In 1990, while working as the Bengals' offensive line coach, Jim McNally went to the University of Montana to scout a tackle prospect. Kirk Scrafford wasn't getting any attention because, though 6'6", he was only 255 pounds, which most teams considered too skinny to work in the NFL trenches. But McNally worked Scrafford out in the school gym and liked what he saw—a good athlete, strong legs, little weight-training history...and enormous potential. "I'd love to make a player out of him," McNally said at the time. "We'll try to sign him with the Bengals, and I guarantee you he'll play in the NFL." Sure enough, Scrafford wasn't taken in the 12-round draft, and he signed with the Bengals as a free agent. He would play nine seasons, with the Bengals, Broncos and 49ers.
Last season McNally integrated three off-the-street linemen into starting roles for a Giants playoff team that ranked sixth in the league in total offense. But during the off-season he lost the right side of his line in free agency, so this year McNally has another Scrafford-like project on his hands. At right tackle the Giants have Ian Allen, an undrafted second-year player who has never started an NFL game. At right guard will be either another undrafted guy, second-year veteran Tarn Hopkins, or more likely the team's fifth-round choice, David Diehl of Illinois, the 25th offensive lineman taken in the draft.
In their preseason opener, against the Patriots on Aug. 7, the Giants started four former free agents ( Allen, Hopkins, center Chris Bober and left guard Rich Seubert), and the results were disastrous. The first unit managed 53 yards on four drives. Last Friday, with Diehl at guard in a 20-10 loss to the Panthers, Kerry Collins was sacked twice, but New York's starters did pile up 182 yards while playing the first half.
"I've been doing it this way for a long time," says the 59-year-old McNally. "Maybe I'm just not a big enough [jerk] on draft day, because I never pound the desk and say, 'We gotta have a tackle now!' I just try to find hardworking guys with quick feet and develop 'em. If it's not good enough this year? Fire me."

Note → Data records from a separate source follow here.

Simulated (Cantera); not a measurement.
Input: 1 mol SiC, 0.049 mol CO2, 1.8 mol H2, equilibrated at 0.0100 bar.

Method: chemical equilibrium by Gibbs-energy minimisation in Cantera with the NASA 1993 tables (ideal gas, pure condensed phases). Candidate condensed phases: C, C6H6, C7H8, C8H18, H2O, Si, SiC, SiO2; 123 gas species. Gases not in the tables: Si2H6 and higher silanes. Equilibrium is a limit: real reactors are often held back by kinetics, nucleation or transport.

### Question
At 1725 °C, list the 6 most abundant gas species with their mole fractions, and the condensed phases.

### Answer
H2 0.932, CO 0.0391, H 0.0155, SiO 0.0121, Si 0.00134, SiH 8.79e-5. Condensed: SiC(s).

Moderately quick at 6'4" and 300 pounds, Allen was on an island against Carolina pass-rush master Julius Peppers and got beaten for a sack. But he knows he can't come into a game scared. "For a while, after watching so much NFL on TV and watching NFL Films glorify the game, I was in awe," Allen says. "Now I figure, Hey, I block [Michael] Strahan at practice every day. How much tougher can it get?"
It will get a lot tougher if coach Jim Fassel doesn't see progress by the Sept. 7 opener against the Rams. "That right side has to work for us," Fassel said after last Friday's loss. "And we're running out of time."